Link to paper: [1412.6806] Striving for Simplicity
This paper simplifies the convolutional network proposed by Alex Krizhevsky by replacing max-pooling with strided convolutions (under the assumption that max-pooling is required only for dimensionality reduction). They also propose a novel technique for visualizing representations learnt by intermediate layers that produces nicer visualizations in input pixel space than DeconvNet (Zeiler et al) and Saliency map (Simonyan at al) approaches.
- Their model performs at par or better than the original AlexNet formulation.
- Max-pooling replaced by convolution with stride 2
- Fully-connected layers replaced by 1x1 convolutions and global averaging + softmax
- Smaller filter size (same intuition as VGGNet paper)
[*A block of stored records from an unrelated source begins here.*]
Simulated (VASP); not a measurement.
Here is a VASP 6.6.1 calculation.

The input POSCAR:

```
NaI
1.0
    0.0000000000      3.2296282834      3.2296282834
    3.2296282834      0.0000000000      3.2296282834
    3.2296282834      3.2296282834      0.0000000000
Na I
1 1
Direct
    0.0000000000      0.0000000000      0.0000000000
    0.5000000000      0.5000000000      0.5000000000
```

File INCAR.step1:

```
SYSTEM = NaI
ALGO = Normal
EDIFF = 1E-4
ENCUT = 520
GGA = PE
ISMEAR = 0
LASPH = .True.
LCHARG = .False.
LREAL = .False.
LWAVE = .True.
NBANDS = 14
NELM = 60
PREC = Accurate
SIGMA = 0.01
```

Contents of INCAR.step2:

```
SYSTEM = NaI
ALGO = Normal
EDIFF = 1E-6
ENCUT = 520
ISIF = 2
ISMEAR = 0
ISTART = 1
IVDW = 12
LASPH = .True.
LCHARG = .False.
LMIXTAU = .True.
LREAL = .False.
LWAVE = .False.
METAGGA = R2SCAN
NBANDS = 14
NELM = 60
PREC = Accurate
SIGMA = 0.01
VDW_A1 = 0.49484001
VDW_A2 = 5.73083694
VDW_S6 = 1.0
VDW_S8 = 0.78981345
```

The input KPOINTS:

- Combining the DeconvNet (Zeiler et al.) and backpropagation (Simonyan et al.) approaches at the ReLU operator (which is the only point of difference) by masking out values where at least one of input activation or output reconstruction is negative (guided backprop) is neat and leads to nice visualizations.
- Saliency maps generated from guided backpropagation definitely look much better as compared to DeconvNet visualizations and saliency maps from Simonyan et al's paper. It works better probably because the negative saliency values only arise from the very first convolution, since negative error signals are never propagated back through the non-linearities.